The Greater Mekong Subregion (GMS) comprises Cambodia, the People's Republic of China (PRC), Lao People's Democratic Republic (Lao PDR), Myanmar, Thailand, and Vietnam. In 1992, with the Asian Development Bank (ADB)'s assistance, the six countries entered into a programme of subregional economic cooperation designed to enhance economic relations among the countries. The establishment of an integrated subregional electric power market is a major component of the economic cooperation of the GMS countries.
When the idea of the subregional power market was first conceived in the early 1990s, the main concern was to ensure an adequate energy supply at the least cost to meet the requirements of economic development in the subregion, which is one of the fastest growing areas in the world. As the subregional power sector integration gradually takes shape amid growing international concerns on climate change, the GMS countries have come to realize that cooperation in the energy sector is also an effective way to achieve low carbon development in the subregion. To this end, the GMS countries decided to expand their cooperation in the energy sector to include energy efficiency, renewable energy, and clean fuels.

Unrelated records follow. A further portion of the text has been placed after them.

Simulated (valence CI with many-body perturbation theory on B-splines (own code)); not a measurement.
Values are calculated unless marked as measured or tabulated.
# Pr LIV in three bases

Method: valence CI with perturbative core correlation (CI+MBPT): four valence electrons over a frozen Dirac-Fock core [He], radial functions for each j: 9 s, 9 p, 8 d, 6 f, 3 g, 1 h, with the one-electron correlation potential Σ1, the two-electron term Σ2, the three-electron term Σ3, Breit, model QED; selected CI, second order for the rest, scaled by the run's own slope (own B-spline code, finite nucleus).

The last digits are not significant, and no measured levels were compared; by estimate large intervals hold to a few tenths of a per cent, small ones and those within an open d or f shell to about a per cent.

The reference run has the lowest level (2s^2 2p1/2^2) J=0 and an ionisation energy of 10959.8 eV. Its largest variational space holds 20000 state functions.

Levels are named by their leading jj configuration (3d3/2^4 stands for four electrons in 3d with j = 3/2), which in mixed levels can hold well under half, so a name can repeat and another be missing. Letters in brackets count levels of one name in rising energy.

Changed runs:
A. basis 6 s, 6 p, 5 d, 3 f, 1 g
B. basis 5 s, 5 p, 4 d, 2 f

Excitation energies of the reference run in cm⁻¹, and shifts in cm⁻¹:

On the basis of an overview of the current status of the energy sector integration, particularly in the power sector of the GMS countries, this chapter analyses the potential for carbon emissions reduction in the GMS countries through subregional cooperation. In particular, the GMS cooperation model in the energy sector is proposed as one of the means of addressing global climate change.
Current Status of Power Interconnection and Energy Sector Cooperation in the GMS
The GMS has diverse energy resources that are unevenly distributed among its member countries. Although the subregion is well endowed with hydropower and fossil fuel resources, most of the exploitable resources are concentrated locally. Hydropower resources are abundant in the Lao PDR, Myanmar, and Yunnan, PRC, and are expected to exceed their own demands for the foreseeable future. Most of the fossil fuel resources (oil and gas) are in Yunnan, PRC, and Myanmar, and, to a lesser extent, in Vietnam. Thailand has limited domestic gas and oil reserves, and the country is expected to rely on imports for its future energy needs.